The problem with Taleb is not that he’s an asshole. The problem with Taleb is that he’s right.
There could not be a better explanation of how I feel about Nassim Nicholas Taleb. While a cursory look at his Twitter feed reveals someone who takes himself extremely seriously, his books are perhaps one of the best guides to decision-making. Faithful applications of his ideas will help you understand much of how the world is shaped. I wholeheartedly recommend his previous books that I have read – The Black Swan and Anti-Fragile.
With that out of the way, let’s dive in the lessons and ideas that struck out for me:
Don’t tell me what you think, show me what’s in your portfolio
The rise of the “public expert” is a construct of modernity. It is supposed to allow a person to give impartial advice. This person has no skin in the game, and it is purposefully so.
Taleb argues that while good in theory (lots of things are good in theory), it creates an asymmetry. A diplomat or think tank can advise to go into war or intervene in a country, but doesn’t face any consequences if it goes wrong.
So, Skin in the Game – at least the way Taleb defines it – is not just about being in the game. It is about symmetry. If you’re gonna win big if you’re right, you should lose big if you’re wrong.
Given that today, there are so many self proclaimed ‘experts’ in every possible field, a good BS detector with this principle in mind is a big takeaway.
The intolerant minority wins – why that’s good and bad
We often think decisions are made by the majority. This is not really true.
Consider a dinner party. Let’s say the composition is something like this:
Given that the host has limited time and resources, what should they make for dinner? Something vegetarian! The vegetarians can’t eat meat, but the meat eaters can eat vegetables. This type of asymmetry doesn’t seem important, but let’s apply it to a far more serious context: politics.
The same illusion exists in political discussions, spread by political “scientists”: you think that because some extreme right-or left-wing party has, say, the support of ten percent of the population, their candidate will get ten percent of the votes. No: these baseline voters should be classified as “inflexible” and will always vote for their faction. But some of the flexible voters can also vote for that extreme faction, just as non-kosher people can eat kosher. These people are the ones to watch out for, as they may swell the number of votes for the extreme party. Galam’s models produced a bevy of counterintuitive effects in political science—and his predictions have turned out to be way closer to real outcomes than the naive consensus.
Let’s take it up a notch and apply to a life and death situation:
While some believe that the average Pole was complicit in the liquidation of Jews, the historian Peter Fritzsche, when asked, “Why didn’t the Poles in Warsaw help their Jewish neighbors more?,” responded that they generally did. But it took seven or eight Poles to help one Jew. It took only one Pole, acting as an informer, to turn in a dozen Jews.
We see how this simple idea of an intolerant minority can lead to negative consequences. But the good news is that this cuts both ways:
“Never doubt that a small group of thoughtful citizens can change the world. Indeed, it is the only thing that ever has,” wrote Margaret Mead. Revolutions are unarguably driven by an obsessive minority. And the entire growth of society, whether economic or moral, comes from a small number of people.

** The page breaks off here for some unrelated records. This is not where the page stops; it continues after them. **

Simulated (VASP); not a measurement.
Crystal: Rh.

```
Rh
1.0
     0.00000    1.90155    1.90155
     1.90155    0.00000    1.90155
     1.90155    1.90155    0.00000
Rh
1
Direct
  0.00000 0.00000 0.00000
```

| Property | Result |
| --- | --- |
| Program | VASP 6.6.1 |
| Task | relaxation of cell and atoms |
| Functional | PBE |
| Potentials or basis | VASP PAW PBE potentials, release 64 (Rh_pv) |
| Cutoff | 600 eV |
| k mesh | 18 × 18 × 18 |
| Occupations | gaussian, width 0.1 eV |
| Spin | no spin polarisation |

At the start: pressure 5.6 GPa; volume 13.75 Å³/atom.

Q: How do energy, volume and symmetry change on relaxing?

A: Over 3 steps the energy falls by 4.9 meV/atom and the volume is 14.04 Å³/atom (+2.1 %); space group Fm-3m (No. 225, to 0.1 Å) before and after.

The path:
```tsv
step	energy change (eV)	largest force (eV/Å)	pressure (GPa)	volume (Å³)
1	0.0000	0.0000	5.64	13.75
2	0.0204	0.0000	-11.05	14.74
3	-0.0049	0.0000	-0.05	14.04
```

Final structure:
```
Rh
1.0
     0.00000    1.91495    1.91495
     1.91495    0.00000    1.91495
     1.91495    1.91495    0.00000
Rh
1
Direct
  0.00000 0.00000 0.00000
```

Why the gig economy will not take over the workforce
There has been a lot of talk about the gig economy and how companies are hiring contractors and freelancers to do the jobs that was done by “company men”. One wonders if being an employee at all will be a thing in a couple of decades.
But what this doesn’t take into account is the one reason why companies hire employees in the first place: dependability.
A freelancer is free for hire, if they get a better offer somewhere else, they’ll go take that job. You need someone who you “control”. This is an uncomfortable idea if you think about it for a second. But it’s a powerful one.